Algorithms for Marginalised People

Researching media and algorithmic bias

The AMP research unit has been set up to challenge normative assumptions in online media and the algorithms that control their distribution and presentation. Its cross-disciplinary team of media and machine learning specialist work with marginalised audiences to reflect their perspectives and create tools to combat bias.

AMP is a Manchester, UK, based research group comprising researchers at both Manchester Metropolitan University and University of Manchester. Through a collaboration between both machine learning experts and media theorists and practitioners it aims to develop new techniques in data collection, machine learning processes and application development that considers the both raced and gendered perspectives of technology. Through a focus on marginalised audiences it seeks to outline the distinct needs of people typically discounted by algorithms as statistical outliers. 

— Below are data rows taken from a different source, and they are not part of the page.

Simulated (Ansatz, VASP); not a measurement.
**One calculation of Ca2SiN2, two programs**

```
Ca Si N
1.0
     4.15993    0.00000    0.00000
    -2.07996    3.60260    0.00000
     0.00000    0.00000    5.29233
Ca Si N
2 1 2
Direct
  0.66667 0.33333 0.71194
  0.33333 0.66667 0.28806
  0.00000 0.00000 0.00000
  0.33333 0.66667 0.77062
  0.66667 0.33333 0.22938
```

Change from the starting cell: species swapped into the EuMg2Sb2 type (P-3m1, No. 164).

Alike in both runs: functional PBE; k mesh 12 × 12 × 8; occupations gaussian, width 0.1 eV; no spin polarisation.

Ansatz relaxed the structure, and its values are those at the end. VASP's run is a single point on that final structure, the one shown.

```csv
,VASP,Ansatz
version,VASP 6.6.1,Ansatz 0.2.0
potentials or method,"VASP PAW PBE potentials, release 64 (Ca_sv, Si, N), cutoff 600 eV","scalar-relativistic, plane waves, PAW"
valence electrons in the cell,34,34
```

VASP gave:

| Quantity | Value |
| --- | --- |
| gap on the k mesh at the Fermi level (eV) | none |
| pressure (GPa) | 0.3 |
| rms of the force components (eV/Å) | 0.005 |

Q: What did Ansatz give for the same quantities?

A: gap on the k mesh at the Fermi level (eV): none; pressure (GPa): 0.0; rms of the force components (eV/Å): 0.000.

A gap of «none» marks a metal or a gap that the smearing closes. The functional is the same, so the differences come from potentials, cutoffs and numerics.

AMP projects are variously supported by the AHRC, NWCDTP, NNMHR, Building Connections/Big Lottery Fund, Co-Op Foundation and Wellcome Trust




Likely Stories: AHRC funded studentship

Can we predict the persuasiveness of online media based on composite elements such as such as musical arrangements, storylines and imagery? The Likely Stories project explores the use of AI in detecting media bias and predicting its effect on marginalised young people in the UK and Pakistan, in partnership with the National Centre for AI in Islamabad. The project responds to a lack of research into using machine learning to understand the aesthetics of persuasion in audio-visual narratives in the short form videos common on social media, especially in relation to marginalised audiences. How can arts and humanities theory inform and enhance machine learning approaches to problems of media bias and persuasive intent?

Likely Stories PhD studentship is funded by the North West Consortium Doctoral Training Partnership and the Arts and Humanities Research Council.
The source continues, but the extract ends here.